Wednesday 17 January 2018

Ten possible futures

Book review: In 100 Years: Leading Economists Predict the Future

Global warming is the one theme all the essayists tackle
Global warming is the one theme all the essayists tackle
'In 100 Years'

Peter Coy

We don't know what's going to happen 15 minutes from now, so it seems like an exercise in science fiction to predict what the world will look like in a century.

That hasn't stopped 10 economists who were invited to contribute essays to a new book called In 100 Years: Leading Economists Predict the Future, edited by Ignacio Palacios-Huerta of the London School of Economics.

Where a book like 'In 100 Years' is most useful is in the one arena for which a century-ahead forecast is valuable, even necessary: that's climate change.

In a collection that ranges all over the world, global warming is the one theme that all 10 essayists grapple with. Here's a quick review of the economists and what they say about the issue.

Acemoglu speculates that global warming can be solved by a motivated citizenry. He predicts that the "rights revolution" of the past several decades will continue, empowering ordinary people to demand more of leaders.

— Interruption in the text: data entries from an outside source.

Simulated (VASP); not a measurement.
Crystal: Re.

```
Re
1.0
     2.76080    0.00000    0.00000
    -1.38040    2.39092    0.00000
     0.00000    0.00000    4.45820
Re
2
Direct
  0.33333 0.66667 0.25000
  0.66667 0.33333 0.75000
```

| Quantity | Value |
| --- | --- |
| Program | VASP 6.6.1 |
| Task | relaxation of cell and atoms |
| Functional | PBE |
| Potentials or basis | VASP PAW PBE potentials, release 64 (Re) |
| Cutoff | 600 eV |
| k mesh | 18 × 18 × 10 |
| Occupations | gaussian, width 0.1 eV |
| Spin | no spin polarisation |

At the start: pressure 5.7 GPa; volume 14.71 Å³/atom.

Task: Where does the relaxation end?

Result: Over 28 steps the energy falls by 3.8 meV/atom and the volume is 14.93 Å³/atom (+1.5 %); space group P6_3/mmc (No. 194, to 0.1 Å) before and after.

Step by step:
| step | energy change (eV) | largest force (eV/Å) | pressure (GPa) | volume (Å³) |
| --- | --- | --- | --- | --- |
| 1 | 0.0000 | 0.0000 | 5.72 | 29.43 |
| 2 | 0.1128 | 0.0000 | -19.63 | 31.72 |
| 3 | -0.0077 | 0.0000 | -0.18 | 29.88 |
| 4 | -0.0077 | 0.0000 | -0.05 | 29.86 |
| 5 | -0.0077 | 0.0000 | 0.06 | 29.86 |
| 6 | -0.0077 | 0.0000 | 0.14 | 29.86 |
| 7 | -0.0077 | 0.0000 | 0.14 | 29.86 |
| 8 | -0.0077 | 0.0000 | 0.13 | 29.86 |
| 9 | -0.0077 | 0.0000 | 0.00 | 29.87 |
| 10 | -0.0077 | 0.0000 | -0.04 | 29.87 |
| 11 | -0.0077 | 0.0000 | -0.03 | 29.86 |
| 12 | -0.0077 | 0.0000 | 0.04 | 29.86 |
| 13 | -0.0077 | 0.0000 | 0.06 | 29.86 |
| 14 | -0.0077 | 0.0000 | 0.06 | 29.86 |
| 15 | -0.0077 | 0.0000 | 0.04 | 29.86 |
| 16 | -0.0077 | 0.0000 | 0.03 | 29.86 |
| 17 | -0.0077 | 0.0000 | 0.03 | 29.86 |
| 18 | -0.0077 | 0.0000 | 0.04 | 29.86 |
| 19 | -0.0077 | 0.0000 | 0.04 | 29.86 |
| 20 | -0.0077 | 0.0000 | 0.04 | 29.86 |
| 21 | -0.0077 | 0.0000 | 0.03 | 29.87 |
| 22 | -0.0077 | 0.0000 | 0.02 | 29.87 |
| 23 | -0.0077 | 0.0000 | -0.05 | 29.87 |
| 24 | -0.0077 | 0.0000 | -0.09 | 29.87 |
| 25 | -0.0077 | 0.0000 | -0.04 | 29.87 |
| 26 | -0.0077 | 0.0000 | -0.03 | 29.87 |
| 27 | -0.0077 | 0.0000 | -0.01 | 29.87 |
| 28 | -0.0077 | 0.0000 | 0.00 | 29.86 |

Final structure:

Deaton starts by writing that "unregulated climate change is a new and enormous danger" and concludes: "Perhaps there will have to be great suffering and destruction before people come together to make changes."

Dixit says reaching international agreement on climate change "will remain problematic", but notes "some side benefits" from warming.

Glaeser judges global warming to be a dangerous but solvable problem. Saying that climate change would "make extreme events more likely and increase sea levels generally", he continues: " ... while such disasters may cause great harm, historically these events have been localised and limited in their long-run impact".

The most optimistic essay in the volume predicts that a century from now, "we will have managed, due to the combination of natural growth and deliberate action, to completely eliminate poverty in the world".

Roemer says that in order to meet the twin goals of curbing global warming and reducing international wealth disparities, the rich nations will have to accept an increase in their incomes of only about 1pc a year over the coming century.

Roth gives the least attention to global warming. Climate change appears in parentheses in an otherwise optimistic sentence: "To set the stage, I think the biggest trend of future history (if it is not disrupted by environmental catastrophe, or descent into widespread terrorism, or warfare with weapons of mass destruction) is that the world economy will continue to grow and become more connected."

Shiller says that what society needs is long-term insurance that "protects homeowners against rising insurance premia because of long-term changes in environmental risks".

Solow writes: "Show me an economist with a strong opinion about these things, and I will show you that oxymoron: a daredevil economist."

Weitzman states: "If there is one genuinely natural bridge spanning the chasm between now and a century from now, I think it is climate change."